SNW Reflections: Recommendations for Weathering the Forecasted Economic Downturn; “Loyalty Goes out the Window”

I just got back to Omaha after spending the last three days at Storage Networking World (SNW) and used the time on my flight home to reflect upon some of the conversations I had during my time there. While I still plan to do more blog entries in the coming days around the technologies that I reviewed at SNW, I first wanted to share some of the thoughts and feelings of those in attendance about how they think the economic crisis will affect tech in general and how companies should prepare to act in 2009. In particular, I wanted to share the thoughts of those who have weathered economic downturns in the past and how users have responded to them.

This topic first came up during a conversation I had with LSI Corp‘s Director of Product Marketing, Steve Gardner. He asked me what my thoughts were in terms of how I thought users might respond in the event of a cutback in tech spending. My feeling was that users would be more willing to look beyond traditional solutions to more innovative and cost-effective approaches to try to do more with less.

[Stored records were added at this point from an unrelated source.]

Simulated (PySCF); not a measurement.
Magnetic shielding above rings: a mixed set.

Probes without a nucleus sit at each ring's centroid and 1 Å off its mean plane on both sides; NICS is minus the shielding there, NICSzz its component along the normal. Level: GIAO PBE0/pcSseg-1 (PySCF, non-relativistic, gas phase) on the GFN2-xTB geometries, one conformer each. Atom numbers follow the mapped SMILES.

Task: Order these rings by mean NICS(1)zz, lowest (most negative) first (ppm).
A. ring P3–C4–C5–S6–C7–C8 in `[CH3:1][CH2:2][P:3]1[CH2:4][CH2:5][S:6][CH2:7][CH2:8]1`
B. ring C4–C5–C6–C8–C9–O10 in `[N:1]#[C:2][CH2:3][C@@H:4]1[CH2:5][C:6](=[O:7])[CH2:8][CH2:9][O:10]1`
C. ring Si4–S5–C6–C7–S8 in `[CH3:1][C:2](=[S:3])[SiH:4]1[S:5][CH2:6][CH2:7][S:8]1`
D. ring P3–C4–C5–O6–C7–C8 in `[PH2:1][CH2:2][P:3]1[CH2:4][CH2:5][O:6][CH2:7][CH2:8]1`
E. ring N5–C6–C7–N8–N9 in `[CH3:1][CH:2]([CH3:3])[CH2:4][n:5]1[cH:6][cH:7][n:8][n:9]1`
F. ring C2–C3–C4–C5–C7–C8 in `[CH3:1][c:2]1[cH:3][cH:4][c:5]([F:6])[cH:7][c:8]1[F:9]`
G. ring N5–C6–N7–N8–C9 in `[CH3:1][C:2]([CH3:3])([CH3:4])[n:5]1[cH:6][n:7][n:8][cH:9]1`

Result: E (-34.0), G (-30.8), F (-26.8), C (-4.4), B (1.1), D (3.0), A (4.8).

In this case, Steve disagreed with me. His experience told him that companies became much more conservative during economic downturns and shunned new technologies in favor of staying with established vendors who they know would survive. I had to concede that was my experience when I worked at First Data. When times were tough in early 2001, the introduction of new technologies from anyone other than those from established storage vendors (Cisco, EMC, HDS, HP, IBM, Symantec, etc.) essentially slowed to a crawl.

I then had the opportunity to discuss this same topic while I was doing a joint briefing with 3PAR and Symantec. While I do not classify 3PAR as an “emerging” vendor, it also does not have the same name recognition that an EMC or IBM may have. Conversely, Symantec is one of the stalwarts in storage software so I was interested as to how they would respond when sitting next to one another.

3PAR’s VP of Marketing, Craig Nunes, felt that if an economic downturn does occur, data growth is not likely to experience any slowdown. If anything, personnel will be cut and budgets slashed while data growth will continue at its current pace. In these circumstances, companies will need to find more effective ways to optimize their storage capacity and get more bang for the buck from the new storage systems that companies deploy. He concluded, “When budgets are squeezed, loyalty goes out the window.”

Sean Derrington, Symantec’s Director of Storage and Availability Management Group, perceived the situation differently. Storage hardware is sometimes easier to replace but software gets stickier over time making it more difficult to replace. If anything, Symantec is seeing corporate initiatives to consolidate and standardize on one product as a means to cut costs and simplify their environment. By selecting just one product, companies can eliminate redundant licensing costs, negotiate more aggressive deals, reduce their training costs and better leverage their existing investments. However he did concede that Symantec receives a lot of requests for new features and every feature cannot always make its way into their product line as quickly as companies may like.

Based on the feedback from these individuals and others, here are some recommendations as to how companies will want to manage their tech buying going into 2009:

  • Exercise extreme caution if buying from start-ups. While start-ups may have great technology, rumor has it that the venture capital market is drying up. So unless they are already well-funded or already profitable, odds are that they may not survive any extended economic downturn.
  • Don’t throw the baby out with the bath water. Just because you have not heard of a product or company does not mean the company is not on solid financial ground or does not have great technology to offer that will substantially cut costs. Economic downturns can be a great time to negotiate deals on hardware or software that you may want but were previously outside of your price range.
  • Explore leasing as an option. LSI Corp’s Gardner observed that in the past when credit became hard for companies to obtain, leasing became a popular option. So if you need new hardware or software but don’t have the cash and credit has dried up, ask your vendors what leasing options they offer.
  • Leverage existing technologies. Symantec’s Derrington brought up a good point that as slowdowns occur, companies may already own the features that they need in their existing software. So before going out and buying new technologies, check to see if an upgrade to a newer version of the software you already own will deliver the functionality that you need.
  • Software (or storage) as a service (SaaS) options are now more widely available and are viable options. 3PAR’s Nunes has encountered more companies using SaaS (at least at a departmental level) as a way to get the services that they need at a price point they can afford. While he felt that companies would save more money if these departments or business units acted as a one and consolidated these services internally, he also recognized that companies cannot always collaborate to make this a reality.